Wednesday, February 01, 2006
Some basic weight shedding principles...
So you wanna know more about dropping a little more weight on your Cyclocross bike? The following are some basic principles for doing just that.
There's a phrase that goes "penny wise and pound foolish." I think it could be changed to "gram wise and kilogram foolish" for the weight "weenie" subculture. The idea that youre going to shed tons of weight off your bike by drilling holes in your derailleur isn't the most brilliant idea (btw you'll only lose like 3-7 grams, ive done it). The real truth is that yes the grams matter but not if your riding a steel bike where the frame and fork alone add up to 8 pounds. (Steel frame lovers dont attack me, there are a lot of great reasons to ride a steel frame, but lightweight isnt one of them). Youre going to have to examine how much money you have to spend on the purging project, establish a goal for the ideal weight of your bike and then start doing some research on what can be lightened and what the payoff is (in terms of grams).
First off some basics:
1. There's 453.6 grams per pound.
2. The general consensus is to not spend more than $2 per gram to lose weight.
For example, my WoundUp CX carbon fork weighs 592 grams (on the heavy end for "light" carbon cyclocross forks), whereas a stock Aluminum CX fork that came on my Trek X01 was 852 grams (cut at 8.25 inches). That's 260 grams or over a half pound shaved, that's a
lot. The fork cost me $200 used. Anytime your spending less than a dollar a gram, you're doing pretty good. In the beginning of your quest, this will be easier than it is when your bike begins to approach your "goal weight".
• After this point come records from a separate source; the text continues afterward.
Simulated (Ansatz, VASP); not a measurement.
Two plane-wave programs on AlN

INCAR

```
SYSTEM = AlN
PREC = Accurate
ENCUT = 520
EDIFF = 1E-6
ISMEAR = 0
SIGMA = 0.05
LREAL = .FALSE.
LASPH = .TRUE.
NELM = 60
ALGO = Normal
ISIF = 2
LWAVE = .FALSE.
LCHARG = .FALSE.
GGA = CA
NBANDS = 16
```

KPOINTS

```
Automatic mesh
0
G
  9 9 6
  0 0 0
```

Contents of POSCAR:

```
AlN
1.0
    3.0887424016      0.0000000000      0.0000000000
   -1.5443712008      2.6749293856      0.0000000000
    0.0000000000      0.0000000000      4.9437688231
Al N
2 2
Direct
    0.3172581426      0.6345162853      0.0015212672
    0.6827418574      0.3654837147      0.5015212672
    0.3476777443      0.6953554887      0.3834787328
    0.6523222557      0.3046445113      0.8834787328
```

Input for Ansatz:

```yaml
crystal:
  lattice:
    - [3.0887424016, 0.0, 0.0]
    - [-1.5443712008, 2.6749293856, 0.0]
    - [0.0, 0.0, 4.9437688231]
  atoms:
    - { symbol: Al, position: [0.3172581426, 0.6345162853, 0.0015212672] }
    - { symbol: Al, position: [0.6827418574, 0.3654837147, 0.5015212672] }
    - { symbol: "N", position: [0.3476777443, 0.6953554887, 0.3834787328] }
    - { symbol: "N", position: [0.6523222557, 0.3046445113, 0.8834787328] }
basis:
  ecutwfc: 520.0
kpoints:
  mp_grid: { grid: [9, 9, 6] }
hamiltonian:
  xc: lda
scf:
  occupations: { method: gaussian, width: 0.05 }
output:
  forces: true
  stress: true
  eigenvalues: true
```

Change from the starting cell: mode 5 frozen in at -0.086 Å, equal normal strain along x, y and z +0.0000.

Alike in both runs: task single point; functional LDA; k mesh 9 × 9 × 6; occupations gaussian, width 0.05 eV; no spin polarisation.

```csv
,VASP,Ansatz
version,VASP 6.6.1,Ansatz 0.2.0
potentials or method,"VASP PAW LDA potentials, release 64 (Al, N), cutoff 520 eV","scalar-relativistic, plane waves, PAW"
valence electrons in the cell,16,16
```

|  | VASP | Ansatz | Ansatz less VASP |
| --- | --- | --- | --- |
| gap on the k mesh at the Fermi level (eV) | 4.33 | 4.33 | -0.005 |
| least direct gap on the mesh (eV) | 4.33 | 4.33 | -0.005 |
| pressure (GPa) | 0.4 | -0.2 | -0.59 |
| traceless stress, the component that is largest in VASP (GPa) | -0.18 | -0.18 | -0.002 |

If you're really serious about building up a light bike and already have a bike to begin with, one common method is to strip the bike down so every part is lying on the floor and weigh each part with a gram scale. You can purchase these from kitchen stores or office stores. It would be ideal to buy a gram scale with 10 pounds as the max capacity. If you don't want to strip your bike down, at least make a list of all the parts on your bike and then go to Weight Weenies to calculate what that part weighs in reality. Don't rely on manufacturers claimed weights as they are rarely accurate and often much heavier. When you have this list, you'll need to compare your items to what I'd call "dream items". "Dream items" might be way out of your budget, but they show you what an item could weigh at its minimum. You can find these "dream item" weights by looking at some of the bling light bikes on this website. You might not have the money to spend $1000-$2000 for a set of wheels, but by looking at what a pair of Reynolds Stratus DV wheels weigh you can compare your own wheelset to that number.
After you compare your items to the "dream items" it should be slightly obvious which items should be first to be replaced. For example if your wheelset weighs 2500 grams, you might want to drop some coin on a lighter set.
You can determine which components to be putting back on your bike by visiting the Roadbikereview CX forum as well as the Weight Weenies forum. There, you can do a search for the item youre thinking about purchasing and seeing what others have said about it in the past.
Issues to consider are how well it works, durability, customer service of the company selling/producing item etc. In the coming days, I will add articles on site about some specific
components that are lightweight that can be used in the cyclo-cross races. Until then, go ride.